XML 26 R15.htm IDEA: XBRL DOCUMENT v3.22.4
Maryland property dispositions
3 Months Ended
Jan. 31, 2023
Maryland Property Dispositions [Abstract]  
Maryland property dispositions

Note 7 – Maryland property dispositions:

On November 22, 2021, certain affiliates (the “Maryland Sellers”) of FREIT entered into a Purchase and Sale Agreement (the “Maryland Purchase and Sale Agreement”) with MCB Acquisition Company, LLC (the “Maryland Purchaser”), a third party, pursuant to which the Maryland Sellers agreed to sell three properties to the Maryland Purchaser. The properties consisted of retail and office space and a residential apartment community owned by Grande Rotunda, LLC (the “Rotunda Property”), a shopping center owned by Damascus Centre, LLC (the “Damascus Property”), and a shopping center owned by WestFREIT Corp. (the “Westridge Square Property”). FREIT owns 100% of its subsidiary, WestFREIT Corp. (“WestFREIT”), a 60% interest in Grande Rotunda, LLC (“Grande Rotunda”), the joint venture that owned the Rotunda Property, and a 70% interest in Damascus Centre, LLC (“Damascus Centre”), the joint venture that owned the Damascus Property.

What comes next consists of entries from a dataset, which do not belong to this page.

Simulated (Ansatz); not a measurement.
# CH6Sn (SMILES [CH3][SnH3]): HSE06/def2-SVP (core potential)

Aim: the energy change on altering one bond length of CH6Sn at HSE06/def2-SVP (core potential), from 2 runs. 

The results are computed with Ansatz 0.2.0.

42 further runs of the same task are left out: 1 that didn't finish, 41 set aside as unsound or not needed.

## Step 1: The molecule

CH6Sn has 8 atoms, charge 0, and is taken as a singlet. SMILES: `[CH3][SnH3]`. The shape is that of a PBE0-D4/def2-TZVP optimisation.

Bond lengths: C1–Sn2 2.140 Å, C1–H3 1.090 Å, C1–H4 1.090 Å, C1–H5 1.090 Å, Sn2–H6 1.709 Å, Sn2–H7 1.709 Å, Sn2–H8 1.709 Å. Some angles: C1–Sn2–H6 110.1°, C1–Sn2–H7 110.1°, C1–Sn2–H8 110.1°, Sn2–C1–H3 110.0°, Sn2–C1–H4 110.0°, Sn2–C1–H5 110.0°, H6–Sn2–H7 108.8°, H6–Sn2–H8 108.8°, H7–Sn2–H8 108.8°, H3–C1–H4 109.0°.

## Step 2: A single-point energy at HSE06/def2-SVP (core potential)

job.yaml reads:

The sale of the Maryland Properties having a total net book value of $172.3 million (as adjusted) was consummated by the Maryland Sellers and the Maryland Purchaser for a purchase price of $248,750,269, after giving effect to the $15,526,731 escrow deposit (the “Maryland Purchaser Escrow Payment”). This sale resulted in net proceeds of approximately $53.9 million (inclusive of approximately $0.1 million in funds released during the first quarter of Fiscal 2023 and $1.9 million in funds released from the Maryland Purchaser Escrow Payment during Fiscal 2022), after payment of related mortgage debt in the amount of $155.8 million and the corresponding swap breakage fees of approximately $213,000 related to the early termination of the interest rate swap contracts on the Damascus Property loan, payment of loans (including interest) to each of the equity owners in Grande Rotunda in the amount of approximately $31 million and certain transactional expenses and transfer taxes including brokerage fees due to Hekemian & Co. of approximately $6.2 million. As of January 31, 2023, approximately $2,070,000 of the Maryland Purchaser Escrow Payment has been released from escrow to the Maryland Sellers. The escrow and related gain on sale were reduced by approximately $0.4 million in the first quarter of Fiscal 2023 and $1.2 million in the second quarter of Fiscal 2022 due to a change in estimate related to a change in the timing of anticipated rent commencement dates for certain tenants, which will reduce the escrowed funds available to be released to Grande Rotunda. Approximately $6 million and $6.3 million of remaining funds are held in a post-closing escrow for rents anticipated to be fully released in Fiscal 2023 and are included in “Funds held in post-closing escrow” on the accompanying condensed consolidated balance sheets as of January 31, 2023 and October 31, 2022, respectively. The sale of the Maryland Properties resulted in a net gain of approximately $68.5 million (as adjusted by $0.3 million in the first quarter of Fiscal 2023) (with a consolidated impact to FREIT of approximately $45.6 million) which includes approximately $8 million of proceeds released and anticipated to be released from funds held in escrow, a write-off of the straight-line rent receivable of approximately $2.9 million and a write-off of unamortized lease commissions of approximately $1.7 million.

On August 4, 2022, FREIT’s Board declared a special, extraordinary, non-recurring cash distribution of approximately $51.5 million, or $7.50 per share, which was paid on August 30, 2022, to stockholders of record on August 16, 2022 (with an ex-dividend date of August 31, 2022). This distribution represented most of the net proceeds of FREIT’s sale of its portfolio of Maryland Properties.

As the disposal of the Maryland Properties did not represent a strategic shift that would have a major impact on FREIT’s operations or financial results, the properties’ operations were not reflected as discontinued operations in the accompanying condensed consolidated financial statements.